Wednesday, July 25, 2007

The Sustainable Railway: a read of yesterday’s white paper

It’s a good one. There are many encouraging signs of clear analytical thinking and lots of commitments by the Government to do sensible, pragmatic things and get the other stakeholders (Network Rail, train operators, local authorities and us) to do likewise.

Things I particularly like:

  • nationwide Oyster-compatible travel smartcards to be introduced;
  • a requirement for train operators to monitor how full every service is that they run;
  • recognition of the huge amount of capacity in the network that is currently wasted, and of the primary reasons for that wastage;
  • recognition that people are travelling in new patterns (eg. commuting twice a week rather than Monday to Friday) and that they need ticketing, service and staffing provision to reflect this;
  • recognition of the environmental cost of rail travel and the fact that individuals may begin to see this as a disincentive to commute (According to the report, rail accounts for less than 1% of the national emission of CO2 – road takes almost all of the 23% due to transport). The chapter on environmental concerns makes interesting reading [and it’s good news if you happen to be a ‘retention toilet’ manufacturer];
  • a serious plan for freight that includes widening track clearances (‘loading gauge’) so that wagons from the rest of Europe can travel on certain routes in the UK.

Interesting factoid: ‘Increasing the maximum speed of a train from 200 km/h to 350 km/h means a 90 per cent increase in energy consumption. In exchange, it cuts station-to-station journey time by less than 25 per cent’ (page 62/171 in the PDF).

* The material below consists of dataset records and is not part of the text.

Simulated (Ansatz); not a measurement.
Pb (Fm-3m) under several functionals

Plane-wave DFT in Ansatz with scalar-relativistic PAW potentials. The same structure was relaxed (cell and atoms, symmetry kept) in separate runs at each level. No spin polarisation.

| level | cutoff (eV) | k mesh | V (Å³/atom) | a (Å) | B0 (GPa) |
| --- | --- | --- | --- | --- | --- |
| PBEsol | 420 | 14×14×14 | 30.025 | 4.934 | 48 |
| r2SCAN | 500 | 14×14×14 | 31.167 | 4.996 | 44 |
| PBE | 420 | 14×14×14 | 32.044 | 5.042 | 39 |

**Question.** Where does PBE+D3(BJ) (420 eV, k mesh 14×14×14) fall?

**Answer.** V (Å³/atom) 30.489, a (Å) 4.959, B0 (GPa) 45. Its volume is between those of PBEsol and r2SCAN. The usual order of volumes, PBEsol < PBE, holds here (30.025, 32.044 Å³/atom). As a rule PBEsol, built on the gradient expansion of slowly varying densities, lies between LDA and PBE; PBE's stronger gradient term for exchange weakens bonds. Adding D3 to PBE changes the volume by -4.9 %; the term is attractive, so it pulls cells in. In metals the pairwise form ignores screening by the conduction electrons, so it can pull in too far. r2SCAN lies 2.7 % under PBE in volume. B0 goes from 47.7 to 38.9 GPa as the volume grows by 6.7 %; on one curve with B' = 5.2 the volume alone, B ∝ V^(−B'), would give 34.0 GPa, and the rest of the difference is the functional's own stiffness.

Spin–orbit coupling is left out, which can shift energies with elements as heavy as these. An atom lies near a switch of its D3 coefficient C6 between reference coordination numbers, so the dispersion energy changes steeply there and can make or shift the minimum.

There are plenty of things in the report that are not so good; amongst them the fact that the unpleasant ‘pacer’ trains are going to have to keep going for at least another three years. And there’s an unqualified acceptance of the Eddington report’s contention that demand for international air travel is going to double by 2030; the environmental angle that’s deployed well elsewhere in the report seems to have been dropped from this part of the discussion. Of course, the forum for challenging the growing demand for long-haul flights is elsewhere.

In all, a stimulating read and something that I hope forms the foundation for significant future improvements. If you believe the figures in the report, seriously-delayed trains are becoming something of a rarity. Wonderful; but, like this report, such an achievement could have arrived considerably earlier in the day.